One metric to rule them all
6 min read

One metric to rule them all

One metric to rule them all
"Learner advocacy is my North Star metric" - Deri

That's a lot of consulting jargon in just 7 words. Let me explain what I mean. Behind the jargon is a powerful concept.

Learner advocacy - simply put, would the clients we spend most time with recommend us to someone else?

North Star metric - the single most important number for any business. The one thing that, if it improves, moves you closer to what you're trying to achieve.

In this post I'm going to break down why Learner Advocacy matters to me, how I measure it, and also get under the skin of what drives it (something I'm still learning).

Your business will also have a North Star metric. It probably won't be the same as mine unless you have a very similar business. If you can figure out what it is, measure it, and start to improve it then you'll move faster towards your ambition. This isn't the only thing that matters - you need to measure other things too - but improving your North Star metric should take a larger share of your energy.

A North Star metric is the single most important number for your business. Focusing on it has a major impact on your success.

My core business is helping boutique consulting firms develop their people. The core of this core is our training delivery. We typically run firm-specific courses with 6 - 12 learners in a cohort.

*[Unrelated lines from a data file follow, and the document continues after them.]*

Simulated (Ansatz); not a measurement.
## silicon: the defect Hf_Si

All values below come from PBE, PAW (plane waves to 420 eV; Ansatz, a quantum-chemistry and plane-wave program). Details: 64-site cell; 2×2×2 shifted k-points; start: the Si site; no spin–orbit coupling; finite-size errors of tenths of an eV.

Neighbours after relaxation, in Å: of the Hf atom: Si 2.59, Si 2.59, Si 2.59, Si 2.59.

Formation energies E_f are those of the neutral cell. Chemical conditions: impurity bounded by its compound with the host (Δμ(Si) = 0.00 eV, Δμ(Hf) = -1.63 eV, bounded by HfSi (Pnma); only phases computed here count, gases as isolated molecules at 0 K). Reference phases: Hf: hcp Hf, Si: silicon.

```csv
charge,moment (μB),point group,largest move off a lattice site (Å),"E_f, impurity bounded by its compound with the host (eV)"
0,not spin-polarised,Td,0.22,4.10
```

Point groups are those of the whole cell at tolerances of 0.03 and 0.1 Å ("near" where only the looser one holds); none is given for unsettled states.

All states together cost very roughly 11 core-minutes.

Most of our "client interaction" time is spent with our learners. They are rarely the people engaging us or paying our invoices, but they are hugely important to us. We care a lot about them having a great experience - and not just because of the nice warm fuzzy feeling of a job well done (although I do like that too!). We care about their experience because it drives our growth.

With business growth numbers matter. The number that matters most for us is Learner Advocacy. We measure this with a simple & well-known question:

"How likely are you to recommend today's session to a colleague?"

Advocacy ratings from a Structured Problem Solving training session (Amsterdam, April 2022)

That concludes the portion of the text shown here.